Code repository: (https://github.com/D-Robotics/hobot_clip.git)
Application scenario: Using CLIP image feature extractor to manage images, usr text or image to query images, etc.
Component
The project consists of four parts.
-
clip_encode_image: an dnn node for the CLIP image encoder, currently supporting two modes:
- Local mode: Supports input backpropagation, outputting text encoding features.
- Service mode: Based on ROS Action Server, supports client nodes sending inference requests and calculating the returned text encoding features.
-
clip_encode_text: an dnn node for the CLIP text encoder, currently supporting two modes:
- Local mode: Supports input backpropagation, outputting text encoding features.

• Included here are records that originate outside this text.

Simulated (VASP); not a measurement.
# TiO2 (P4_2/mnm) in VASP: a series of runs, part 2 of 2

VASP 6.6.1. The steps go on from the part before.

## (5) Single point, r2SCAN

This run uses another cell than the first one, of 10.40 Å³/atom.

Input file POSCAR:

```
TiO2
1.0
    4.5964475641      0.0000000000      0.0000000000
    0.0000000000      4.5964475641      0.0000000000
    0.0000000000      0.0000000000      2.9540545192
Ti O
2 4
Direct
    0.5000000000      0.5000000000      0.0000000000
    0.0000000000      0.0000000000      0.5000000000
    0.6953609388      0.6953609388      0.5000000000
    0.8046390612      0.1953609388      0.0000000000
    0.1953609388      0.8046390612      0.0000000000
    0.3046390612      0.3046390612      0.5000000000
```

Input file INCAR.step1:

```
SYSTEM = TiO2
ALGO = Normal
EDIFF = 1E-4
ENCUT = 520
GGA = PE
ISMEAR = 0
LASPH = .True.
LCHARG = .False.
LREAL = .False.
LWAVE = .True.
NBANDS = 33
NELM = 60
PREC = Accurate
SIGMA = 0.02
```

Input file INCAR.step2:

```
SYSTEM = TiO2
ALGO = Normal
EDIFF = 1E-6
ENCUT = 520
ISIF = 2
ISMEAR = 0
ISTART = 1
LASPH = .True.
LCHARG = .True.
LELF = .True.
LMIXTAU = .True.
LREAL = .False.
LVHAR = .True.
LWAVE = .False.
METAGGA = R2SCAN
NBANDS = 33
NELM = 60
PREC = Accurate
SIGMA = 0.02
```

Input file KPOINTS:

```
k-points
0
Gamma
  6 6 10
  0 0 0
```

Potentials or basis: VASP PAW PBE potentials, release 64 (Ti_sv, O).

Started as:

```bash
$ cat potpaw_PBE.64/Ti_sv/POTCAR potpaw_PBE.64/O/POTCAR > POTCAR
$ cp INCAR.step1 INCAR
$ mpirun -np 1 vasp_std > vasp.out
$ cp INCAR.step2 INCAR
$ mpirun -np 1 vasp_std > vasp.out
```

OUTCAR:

- Service mode: Based on ROS Action Server, supports client nodes sending inference requests and calculating the returned text encoding features.
-
clip_manage: CLIP relay node responsible for clienting and servicing. Currently, it supports two modes:
- Storage mode: Send encoding requests to the image encoding node clip_encode_image, retrieve image encoding features from the target folder, and store the image encoding features in the local SQLite database.
- Query mode: Send an encoding request to the text encoding node clip_encode_text to obtain the encoding features of the target text. Next step, match the text features with image features in the database to obtain the matching results.
-
clip_msgs: CLIP app topic definition, action server control msg definition。
Supported Platforms
| Platform | System | Function |
|---|---|---|
| RDK X5 | Ubuntu 22.04 (Humble) | Start CLIP Storage/Query mode, Storage database saved locally while query results display on the Web |
| RDK S100, RDK S100P | Ubuntu 22.04 (Humble) | Start CLIP Storage/Query mode, Storage database saved locally while query results display on the Web |
Preparation
RDK
-
The RDK has burned the Ubuntu 22.04 system image provided by D-Robotics.
-
The RDK has successfully installed TogetheROS.Bot.
Dependency Installation
pip3 install onnxruntime
pip3 install ftfy
pip3 install wcwidth
pip3 install regex
Model Download
# Download the model file from the web.
wget http://archive.d-robotics.cc/models/clip_encode_text/text_encoder.tar.gz
sudo tar -xf text_encoder.tar.gz -C config